People in political and media circles demonized Lindh. The case was constantly in the news, and every journalist in print, radio, and television seemed to be reading off the Justice Department’s script as the government released a steady stream of false, misleading, and inflammatory propaganda to the media. Bush, Cheney, Rumsfeld, Powell, and Senators Clinton and McCain made prejudicial statements that Lindh was an Al Qaeda fighter, had fired his weapon, had attended a terrorist training camp, and had foreknowledge of 9/11—even though the government, from the first day of Lindh’s capture, possessed facts to the contrary. The media acted largely as a stenographer, rather than doing any independent investigation.

Shortly before Lindh’s suppression hearing (which would determine whether his interrogation—the one I advised against—could be used against him), I heard a radio broadcast stating that the Justice Department had “never” taken the position that Lindh was entitled to counsel, a sentiment that I learned had been expressed repeatedly during the preceding weeks and months. I knew this statement was untrue. It also indicated to me that the Justice Department had not turned over my emails to the court pursuant to the discovery order. I did not believe the department would have the temerity to make public statements contradicted by its own court filings if the emails had indeed been provided. This led me to blow the whistle.

4. Who had the most to lose had the facts about document destruction come out?

Clearly the government. It would have revealed prosecutorial misconduct that would probably have led the government to drop the case. More significantly, it would have revealed the government’s torture program during its embryonic stages. After 9/11, John Yoo worked in the Department’s Office of Legal Counsel, which used to be considered the “conscience of the Justice Department.” That office takes up the most significant and sensitive topics facing the federal government. As the government’s ultimate legal adviser, its memoranda have the effect of binding legal authority on the government. Yoo drafted a set of secret legal opinions that later became known as the “torture memos.” They advised the president, CIA, and defense department on the use of mental and physical torture techniques—such as waterboarding—and stated that such acts might be legally permissible under an expansive interpretation of presidential authority during the “War on Terror.”

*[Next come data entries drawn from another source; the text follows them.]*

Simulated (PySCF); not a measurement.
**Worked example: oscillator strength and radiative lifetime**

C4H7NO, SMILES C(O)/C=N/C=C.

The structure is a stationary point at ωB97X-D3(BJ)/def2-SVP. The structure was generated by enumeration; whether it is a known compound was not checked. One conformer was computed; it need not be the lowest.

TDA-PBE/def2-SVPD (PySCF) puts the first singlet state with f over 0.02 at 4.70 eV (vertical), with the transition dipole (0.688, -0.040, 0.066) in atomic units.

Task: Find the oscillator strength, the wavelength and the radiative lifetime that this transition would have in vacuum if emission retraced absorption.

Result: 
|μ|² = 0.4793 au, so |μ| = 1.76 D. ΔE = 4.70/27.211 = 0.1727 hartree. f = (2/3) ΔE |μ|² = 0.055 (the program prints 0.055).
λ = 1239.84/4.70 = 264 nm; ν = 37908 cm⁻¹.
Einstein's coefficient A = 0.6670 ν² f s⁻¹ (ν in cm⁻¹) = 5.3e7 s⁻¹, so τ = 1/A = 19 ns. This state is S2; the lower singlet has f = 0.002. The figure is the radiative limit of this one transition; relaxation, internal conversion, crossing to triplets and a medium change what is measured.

In 2008, the book Bush’s Law, by Pulitzer Prize–winning journalist Eric Lichtblau, revealed that the White House knew that providing documents to Lindh’s defense team would produce damning details about his custody and the nascent torture program. The head of the Justice Department’s Criminal Division, Michael Chertoff, got word through back channels that White House officials—who are supposed to be insulated from the Justice Department—were meeting to discuss what to do about Lindh and the discovery issue. The Justice Department was ticked off that it was being cut out of the loop, but White House Counsel Alberto Gonzales (long before he became Attorney General) made clear that the White House was calling the shots. Gonzales, in his capacity as White House Counsel, had decided not to turn over any documents to Lindh’s defense lawyers. “We’re not going to provide discovery,” Gonzales said—as if discovery were optional and not a legal obligation, and as if it were the White House’s call to make. So the decision to defy the court’s orders was actually made in the White House, and the evasion was completely deliberate.

Because of the plea agreement, however, it wasn’t until the Abu Ghraib scandal in May 2004 that the torture memos started leaking out—the start of a steady drumbeat of horror that became one of the biggest scandals of the Bush Administration.

5. You have titled your book Traitor. What do you mean by this? Who is the traitor?

traitor1

“Traitor” is meant as a double entendre. Lindh was demonized as the traitor incarnate, but he turned out to be an inconsequential figure. The Bush Administration seized upon him because it had failed to find any of the key leaders—Osama bin Laden, Ayman al-Zawahiri, or Mullah Omar. I started out as a well-regarded Justice Department ethics attorney, but was transmogrified into a “traitor,” “turncoat,” and “terrorist sympathizer” (in the words of anonymous government officials) simply for doing my job and dispensing ethics advice. Another layer to the title is that whistleblowers are often disparaged as “snitches” or “traitors” for reporting fraud, waste, abuse, and illegality. But in the end, the Bush Administration was the real traitor. It took illegal, unethical, and unconstitutional actions—contrary to American democratic principles and values, and the rule of law—to achieve dubious ends. And unfortunately some of those unlawful practices continue today under the Obama Administration, pursued in the name of national security and fighting terrorism.

6. If the Justice Department in fact used deceit and misrepresentation to secure a plea bargain with Lindh that resulted in a twenty-year jail sentence, wouldn’t it be appropriate to overturn that outcome?

Yes, it would be appropriate to overturn the outcome in view of the Department’s misconduct in the case; however, that will not happen in today’s highly politicized, fear-based climate. I don’t think Obama or his successor will pardon Lindh—that would require serious self-examination of the government’s overzealous reaction to 9/11 and massive expansion of executive-branch power. However, the president could at least grant the Lindh family’s petition for clemency by commuting his sentence to the decade he has already served. What stands in the way is the Office of the Pardons Attorney, a Justice Department fiefdom that steadfastly rejects the idea that the department ever works an injustice or does anything wrong, even in the face of overwhelming evidence to the contrary.

Lindh’s case for freedom is bolstered by the fact that another American captured fighting alongside him, Yaser Hamdi, was freed after the government litigated his case all the way to the Supreme Court and lost. Another young adventurer like Lindh, Australian David Hicks, was returned to Australia and is now also free. And we learned two months ago that the United States is secretly releasing top Taliban prisoners in connection with efforts to move toward a negotiated settlement in Afghanistan. Lindh was at best a very low-level figure with the Taliban. But he made a convenient scapegoat for the Bush team. If proportionality is one of the penological purposes of punishment, this case exemplifies how badly the United States has failed.